Page MenuHomePhabricator

CirrusSearch: We think CirrusSearch is doing two page parses on a page update and don't like that
Closed, ResolvedPublic

Description

We think CirrusSearch is doing two page parses on a page update and don't like that. We should do something about that but we're not sure what yet.


Version: unspecified
Severity: normal

Details

Reference
bz56968

Event Timeline

bzimport raised the priority of this task from to High.Nov 22 2014, 2:33 AM
bzimport added a project: CirrusSearch.
bzimport set Reference to bz56968.

So I think I more or less tracked it down. It can happen in two places:

  1. When we're called in SearchUpdate during a page edit, we're not making use of the already parsed version of the page. This makes page edits slower. It should be basically a non-issue though if we fix bug 57316
  1. Page redirects, when calling updateFromTitleAndText() and then updateFromTitle(), we we're likely throwing away any parser output we have on hand.

To fix this once and for all, I think I've got a solution in mind: I'm going to write a class that handles grabbing parser output and the parser cache so Cirrus won't have to care.

At the very least, we'd only end up with one parse per page in a given process.

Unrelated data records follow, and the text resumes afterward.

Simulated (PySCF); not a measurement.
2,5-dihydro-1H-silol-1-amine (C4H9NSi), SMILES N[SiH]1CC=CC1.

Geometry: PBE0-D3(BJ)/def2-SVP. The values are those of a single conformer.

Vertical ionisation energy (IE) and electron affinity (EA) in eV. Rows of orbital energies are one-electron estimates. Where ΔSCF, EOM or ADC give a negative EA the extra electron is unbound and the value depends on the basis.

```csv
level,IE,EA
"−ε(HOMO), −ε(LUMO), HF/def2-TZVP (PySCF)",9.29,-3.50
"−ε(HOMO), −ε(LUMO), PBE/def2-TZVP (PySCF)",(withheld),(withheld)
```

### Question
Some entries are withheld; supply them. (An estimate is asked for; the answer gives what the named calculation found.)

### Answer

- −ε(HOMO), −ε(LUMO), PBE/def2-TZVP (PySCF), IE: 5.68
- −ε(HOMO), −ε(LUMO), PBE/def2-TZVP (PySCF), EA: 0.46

I like the idea. I think it'll be less important when we get Bug 572316 because there will be fewer paths to take into the update process.

Oh, I still advocate doing it every though we're doing bug 57316.

So, the situation is far better than it was now that bug 57316 is fixed. There's tons of refactoring for that and other things have improved this.

We pass ParserOutput around everywhere now, and don't stampede the cache like we used to. We still toss the EditPage's output like I said in comment 1 (1), but we don't care anymore since we're using the job queue (and passing the output through the job queue would be bad).

Comment 1 (2) is fixed now

Other than bulk indexing jobs (where we bump the batch size to 10-ish), we shouldn't be doing any more than 1 parse per job now, which was the goal.

Marking this FIXED since we don't have a MOSTLY-FIXED-BUT-DONT-CARE :)

(In reply to comment #4)

Comment 1 (2) is fixed now

Pressed enter too soon. Meant to say:

Comment 1 (2) is fixed now with the job queue as well. We still index recursively, but since it's in the job queue we're not doing multiple in-process parses.